Using Function Notation

Since Calculus makes heavy use of the idea of substituting something other than the variable into a function for purposes like evaluating certain important expressions like

f(x+h)-f(x)
h

which has some kind of silly purpose like finding a slope of a tangent line, most pre-calculus books have some exercises in this. For reasons that I still only partially understand, many students have a lot of trouble with this, so over the years I have come up with a few suggestions that seem to help.

Example 1

Problem: f(x)=x². Find f(x+1).

Solution: The idea here is to take simply take the function definition and replace each occurence of x with x+1, sort of like the Change All command in a word processor, but this doesn't quite work if you take it literally because then you get f(x+1)=x+1², which would mean that only the 1 was being squared rather than the whole x+1, so you either have to use a little common sense and mindfulness of the meaning or make another rule that on the right side of the equation you should always put parentheses around the x+1. After all unnecessary parentheses never hurt anything, and you can always remove them later when you see that they have no effect on the meaning. In fact even if you made the rule be that you replace the x's on both the right and left side with (x+1) you would end up all right. You would just have f((x+1))=(x+1)², and then you could see that one of the sets of parentheses could be removed without effecting the meaning.

But some students have trouble handling this for various reasons, some of which I partly understand and some I still don't at all. One important thing is to make sure to understand the basic idea of a function in the first place, that the f represents a rule or operation being applied its input and that the x is just a blank to be filled in. The f is not multiplying the x either, the f and the x are totally different kinds of creatures. The f is sort like a coke machine and the x is the 60¢--or whatever it's gone up to nowadays--and the x² is the can of coke.

Sometimes it helps to try to blur the x+1 in your mind to make sure you see it as a single thing. x+1 represents a number just as much as x does, so anything you can do with x you can do with x+1. It also helps to make a point of not trying to simplify at the same time you are substituting even if the expression you get is very ugly. Then after you have some kind of expression for your answer then simplify it. This way you won't have to think about function notation and algebra at the same time. An added advantage to this is that most instructors, including myself will probably give you at least a good amount partial credit for an unsimplified answer regardless how ugly it looks. Remember that the point of exercises like this is not to show your algebraic prowess, it is to show that you know how function notation works. When I give a problem like the one above, my main aim is not to see if you can expand out (x+1)²  by using FOIL or the squaring formula it is to see if you know that it represents (x+1)² rather than x²+1 or x²(x+1). I do normally require my students to simplify expressions that they get in these problems and many other instructor will too, because it is a good chance to keep in practice with your algebraic skills, but that is definitely the less important part.

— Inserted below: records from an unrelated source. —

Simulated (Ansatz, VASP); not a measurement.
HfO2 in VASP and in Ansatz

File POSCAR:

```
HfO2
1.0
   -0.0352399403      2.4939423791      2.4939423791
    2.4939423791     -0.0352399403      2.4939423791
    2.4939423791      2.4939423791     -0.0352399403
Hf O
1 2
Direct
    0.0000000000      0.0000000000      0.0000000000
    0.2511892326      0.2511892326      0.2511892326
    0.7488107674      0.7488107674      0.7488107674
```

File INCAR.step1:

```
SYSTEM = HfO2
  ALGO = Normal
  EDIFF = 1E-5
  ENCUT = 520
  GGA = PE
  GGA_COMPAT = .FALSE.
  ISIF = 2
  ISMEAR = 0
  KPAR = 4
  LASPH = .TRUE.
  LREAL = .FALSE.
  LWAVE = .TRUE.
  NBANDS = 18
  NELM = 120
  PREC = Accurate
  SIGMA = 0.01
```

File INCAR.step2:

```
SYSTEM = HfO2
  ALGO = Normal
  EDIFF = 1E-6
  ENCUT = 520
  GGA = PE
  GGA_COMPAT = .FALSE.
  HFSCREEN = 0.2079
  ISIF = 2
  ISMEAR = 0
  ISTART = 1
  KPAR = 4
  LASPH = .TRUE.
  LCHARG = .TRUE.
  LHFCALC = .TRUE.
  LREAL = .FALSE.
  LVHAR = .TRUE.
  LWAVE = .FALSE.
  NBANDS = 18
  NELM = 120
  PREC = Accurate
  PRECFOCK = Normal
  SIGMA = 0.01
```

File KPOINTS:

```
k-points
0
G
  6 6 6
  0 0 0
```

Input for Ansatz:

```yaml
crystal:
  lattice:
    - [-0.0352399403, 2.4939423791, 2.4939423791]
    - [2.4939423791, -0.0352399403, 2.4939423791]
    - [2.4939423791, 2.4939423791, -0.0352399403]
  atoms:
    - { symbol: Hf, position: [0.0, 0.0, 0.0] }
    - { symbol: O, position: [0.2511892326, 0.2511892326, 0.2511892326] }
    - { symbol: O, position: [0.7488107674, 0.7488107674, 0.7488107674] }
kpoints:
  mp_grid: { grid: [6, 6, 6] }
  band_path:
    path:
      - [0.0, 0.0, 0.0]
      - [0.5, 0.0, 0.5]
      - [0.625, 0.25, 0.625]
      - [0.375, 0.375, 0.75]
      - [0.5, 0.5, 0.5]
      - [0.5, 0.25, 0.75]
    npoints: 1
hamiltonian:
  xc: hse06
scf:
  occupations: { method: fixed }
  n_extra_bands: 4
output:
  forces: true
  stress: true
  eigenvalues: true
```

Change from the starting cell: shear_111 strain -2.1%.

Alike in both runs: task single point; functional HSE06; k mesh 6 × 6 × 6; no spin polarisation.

Another thing that some students find that is helpful is to change the variable in the defining function, because it can be easier to let t be x+1 than to let x be x+1. So write f(t)=t² and say let t=x+1, what does this become. If that doesn't work try replacing the x with an empty pair of parentheses and writing f(      )=(      )². Then just fill in the parentheses with whatever you want. So if you want to complete f(x+1)=?, just take this definition and fill in the parentheses each with x+1 to get f(x+1)=(x+1)²

And yes, the final answer is x²+2x+1, for those of you who want to know whether you have your FOIL right.

Now for a harder problem just to show that f(x) isn't always x².

Example 2

Problem: f(x)=x³+5x²-6x+1. Find f(-x).

Solution: This one is a little trickier because there is more than one occurence of x, but the same rule holds. Just replace each occurence of x with -x and you are good to go. Then after that do any simplifying that you can do. If it helps, think of this as

f(    )=  (     )³+5(     )²-6(      )+1

Then fill in the parentheses with -x.

f(-x)=(-x)³+5(-x)²-6(-x)+1

Now simplify to get

f(-x)=-x³+5x²+6x+1.

Now here is an interesting one that might trick you if you are not careful, because it is too easy.

Example 3

Problem: f(x)=5. Find f(x³+5x²-6x+1).

Solution: f(x³+5x²-6x+1)=5
Reason: No blanks to fill in on the right side. f(      )=5 This is a constant function. No matter what you put into it you get 5. If you put a million into it you would get 5. If you put an elefant in it you would get 5, provided elefants were in its domain.